At what level of interpretation does the topic represent the resource? Does it represent that storage location? The stream of bytes? The stream of bytes interpreted in some particular way? The standard must either leave the details open or clarify this. Note that it may be impossible to clarity whnt the interpretation is left undefined.
Must locators really refer to information resources? Some URN schemes allow resources tht are not information resources to be addressed. This affects the definitions of "information resource", "locator", as well as the [subject identifiers] and [subject address] properties.
Lars: logic usually used with set theory, graph theory builds upon it. set theory, member-of, subset-of, implies that sets are discrete objects, set theory forces you to be discrete, should be continuous subject spaces rather than infinite subject spaces. Marriology (sp?)
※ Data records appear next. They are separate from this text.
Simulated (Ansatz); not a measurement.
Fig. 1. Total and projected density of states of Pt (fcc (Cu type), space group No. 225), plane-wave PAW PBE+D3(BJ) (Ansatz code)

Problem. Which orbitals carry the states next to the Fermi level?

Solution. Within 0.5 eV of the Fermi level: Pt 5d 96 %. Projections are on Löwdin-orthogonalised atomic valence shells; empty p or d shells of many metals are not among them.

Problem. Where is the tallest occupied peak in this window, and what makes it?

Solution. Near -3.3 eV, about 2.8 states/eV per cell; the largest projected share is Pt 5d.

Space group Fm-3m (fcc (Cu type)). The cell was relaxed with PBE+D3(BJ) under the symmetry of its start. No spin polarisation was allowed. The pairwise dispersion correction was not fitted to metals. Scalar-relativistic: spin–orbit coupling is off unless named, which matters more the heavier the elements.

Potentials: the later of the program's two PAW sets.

Newcomb: node demanders, define a syntax for interchange and deserialization procedure, can define things in the syntax that you want to point at in deserialization, can point at the node or information item that results from deserialization. can do the same as the baseNameString.
Architectual forms in XML, amendment and TC in the works, N1985, N1988, which consitute revisions to the standard. are they complete? Kimber: N1957 - Architectual forms by processing instructions only, the TC is completely different, that document is not complete, would require completely executive decisions or gets time from Pete to work on it. Kimber has only real HyTime implementation but no customers using it. amendment is not all that pressing, Kimber: treat HyTime as archival and move on. withdraw TC. Ann: considers TC would be beneficial to the standard. (N1988) Newcomb: thinks HyTime should explode into a family of standards.
Balloted and approved so could just publish it. Does not conform to current HyTime draft. Newcomb: has been delayed for seven years so what is another year? Kimber: SteveP says SMDL was out of variance with HyTime, can't really fix the syntax without a data model, worked with SteveN, would be quite solid, Kimber has a draft ready for SteveN to read. Newcomb: more a chance for mischief if publish it with problems. Ann: should not pursue non-commercially viable work in the ISO process, the priority should be given to topic map stadards, defer this work until after the topic maps standards are complete. Kimber: can file an interim draft
Newcomb: RM is an attempt to allow 100 flowers to bloom. the collocation objective (Elaine's book), all information about a subject is known from a particular point. The SAM is once instance of the RM but there could be others. Pepper: what is meant by ontology? Newcomb: can express John Sowa's ontology in the RM by specifying a TM App (the SAM should be one)
Pepper: no doubt that he is impressed by the RM (and PMTM4) leading us forward from ISO 13250, but for that reason, worried that we are in danger of letting topic maps continuing to evolve, do have to move onto the next stage. thinks we need to draw the line, but RM is taking us beyond topic maps. had a point when 13250 appeared that was well defined. proposes whether we should make the RM a new work item, with its own number, etc., Steve and Michel resign as 13250 editors and let Lars continue in that role.
Sam: objects to severing the connection. Michel: important to know what we are going to do. Agrees with analysis about what is happening with topic maps, but disagrees with conclusion. wants a stable standard, also thinks that standard cannot be completely fixed. don't need to simply protected vested interests in the current standard. not really interested in the position of editor, topic map standard should be one standard. SAM is a formalization of XTM, and RM is the mechanism that allows enabling something else.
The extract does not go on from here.